So I can't quite place what the problem is. But the internet has connectivity problems.

Ubuntu 12.04

It only seems to be a browser problem, but isn't just firefox. I installed chromium and had the same exact problems. When I go to a webpage it takes absolutely forever with the little spinning circle in the top. The message at the bottom usually pends at waiting on www.webpage.com, then it will fail and get the problem loading page. Says the connection to the server was reset while the page was loading. I have to hit try again multiple times before the page actually loads. I've reinstalled firefox and tried chromium and have the same issues. It didn't do this when I first loaded the OS. While messing with the graphics card drivers in my previous thread is when I noticed it first happening.

Could it be an issue with the wireless driver (is that a thing?) that happened when I was installing and reinstalling the graphics card driver?

  • Clan Friend
Posted

No idea, but I don't think it is caused by the graphics driver

 

Check if you lose packets, with mtr or something like that. Check the quality of signal, and wireless settings.

Are downloads slow, as well? Or it's slow only when you connect somewhere, then it downloads the page at normal speed?

Posted

No idea, but I don't think it is caused by the graphics driver

 

Check if you lose packets, with mtr or something like that. Check the quality of signal, and wireless settings.

Are downloads slow, as well? Or it's slow only when you connect somewhere, then it downloads the page at normal speed?

Downloads are fine, steaming is also fine. It seems to be just at first connecting to the page. For instance when I link to youtube the page usually loads fine, but the video takes forever to start, but as soon as it starts it buffers just like it normally would by buffering faster than the playback. It's not rubberbanding or anything like it buffered the whole thing before it started.

 

I don't know much about checking packet loss, or what is acceptable values. Just pinging different ips I get occasional packet loss, 1-14%.

Posted

if you have the latest ubuntu, and firefox/chrome, by default you should not have those issues. how much free memory you have from it?

 

type the command

 

free

 

from the command line and see how much memory you had detected using your kernel... There could be lot of causes why, so just checking one by one.

What does your /etc/resolv.conf says? Have you tried changing them to google DNS yet and see the improvement?

  • Clan Friend
Posted

if you have problems only connecting it could be your dns

 

for the packet loss check I use mtr, if you don't have it you must install it, it's a little command taking no space and useful too, so install it if you don't have it.

 

I don't know what is acceptable, I tried

$ mtr www.google.com

and I had 0 lost packets in all hops after 50+ iterations, so I guess 0 packets lost would be the best, but I don't use wireless...

Posted

greedygoose@greedygoose:~$ free
		 total	   used	   free	 shared    buffers	 cached
Mem:	   3900008    3467224	 432784		  0	  94220    2533652
-/+ buffers/cache:	 839352    3060656
Swap:	  4040700	   7472    4033228

 

# Dynamic resolv.conf(5) file for glibc resolver(3) generated by resolvconf(8)
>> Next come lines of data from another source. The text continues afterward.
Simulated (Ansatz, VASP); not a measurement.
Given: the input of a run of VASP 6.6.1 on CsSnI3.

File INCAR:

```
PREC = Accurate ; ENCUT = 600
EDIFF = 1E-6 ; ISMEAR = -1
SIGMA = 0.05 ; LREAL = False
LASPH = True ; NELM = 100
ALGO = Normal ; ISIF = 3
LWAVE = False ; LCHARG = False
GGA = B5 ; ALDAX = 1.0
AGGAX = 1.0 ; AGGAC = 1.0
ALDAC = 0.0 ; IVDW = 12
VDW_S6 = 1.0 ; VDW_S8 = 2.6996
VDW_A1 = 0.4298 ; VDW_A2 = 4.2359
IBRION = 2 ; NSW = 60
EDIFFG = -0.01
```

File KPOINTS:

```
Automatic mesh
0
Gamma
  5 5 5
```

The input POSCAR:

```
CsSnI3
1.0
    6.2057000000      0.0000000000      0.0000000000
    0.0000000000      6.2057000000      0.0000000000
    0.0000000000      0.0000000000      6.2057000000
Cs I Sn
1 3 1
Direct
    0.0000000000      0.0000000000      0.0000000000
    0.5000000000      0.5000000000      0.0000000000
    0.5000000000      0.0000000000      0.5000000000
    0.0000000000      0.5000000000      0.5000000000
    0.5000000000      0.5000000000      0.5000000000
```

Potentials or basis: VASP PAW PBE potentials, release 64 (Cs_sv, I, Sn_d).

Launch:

# DO NOT EDIT THIS FILE BY HAND -- YOUR CHANGES WILL BE OVERWRITTEN

nameserver 127.0.0.1

search hsd1.wa.comcast.net

 

mtr gives me 0 packet loss through most of it. But right after my router ip address (10.0.0.1) there is a line that is unknown (???) with 100% loss every time no matter which address I use. Is that normal?

Posted

Have you try to edit your resolv.conf to include Google DNS in a single line like

 

nameserver 8.8.8.8

 

Ofcourse, make a backup before any changes. No need to restart system but restart all opened browsers and see if that would improve your browsing experience then.

Posted

I'd recommend a simple problem fix of turning off all your Internet devices. Disable it on your computer, and router for around 5 minutes. Should reset everything if it still doesn't load properly atleast you know that's not the problem.

  • Clan Friend
Posted

there is a line that is unknown (???) with 100% loss every time no matter which address I use. Is that normal?

some machines could block the traffic generated by mtr or just don't reply, so I think it's normal. After all if it was 100% real loss you couldn't get to the following nodes.

 

have you tried another dns like google dns or opendns?

Posted

Ok so sorry about the long gap. I was testing something out. It seems to be on the internet side and not my computer. Or at least to an extent. At my dads house the internet is completely fine with no problems whatsoever. However at my moms I have this problem. But it seems to be limited only to me. None of the other computers or devices have this problem connected to the same network. Does that narrow anything down?

Also a problem is submitting posts on this forum. I have to hit post and then the little loading bar in the top middle of the screen times out and keep submitting the post until it goes through.

Posted

Try disabling all firefox addons and restart Firefox to see if that fixed the issue. If you can uninstall Firefox and re-install that again to see if that would help also.

  • Clan Friend
Posted

I think you have some packet loss or similar problem. Are you the only one using wireless? When you say you have the issue and others don't, are they using wireless as well? Have you tried to change channel or other wireless settings?

 

Maybe using some tool like wireshark you could see what's going on, but maybe that's overcomplicated.

 

Have you changed the dns? (but at this point I'm not sure it is a dns thing)

Posted

Do you have wireless or a cable?

If cable, your cable might be damaged somehow.

If wireless, someone in your neighbourhood might be blocking you out. If you're at home, see whether there is someone with a better connection than you have (more bars as in Windows/cellphones), or try sitting next to the router. In that case, either configure your router differently or get a new one for overkilling that guy.

 

Simple (standard) verifications/solutions:

- Reset the router and/or modem, even try to set it off a longer time (night or so),

- Ping for a _long_ time www.google.com (10 minutes or so, "ping www.google.com" in the commandline. See if it breaks down. Especially notice if it will start with "could not resolve hostname.... a couple of times and only after that get responses.

- Try a different OS or (better) different PC, a normal live CD will do.

- Add "nameserver 8.8.4.4" to /etc/resolv.conf (above all other nameservers, and tit's the one from google, always working)

- Get newer/better drivers. Or older.

Posted

So I feel stupid but it apparently was my router, or something with the internet settings, however it was only affecting my computer for some reason. No one else had any problems with it. My stepdad was trying to set up new security cameras and screwed up the router settings in the process, so he just started over and set up the router from scratch and now I have no problems.

Thanks for the help however, learning new troubleshooting tools is always helpful.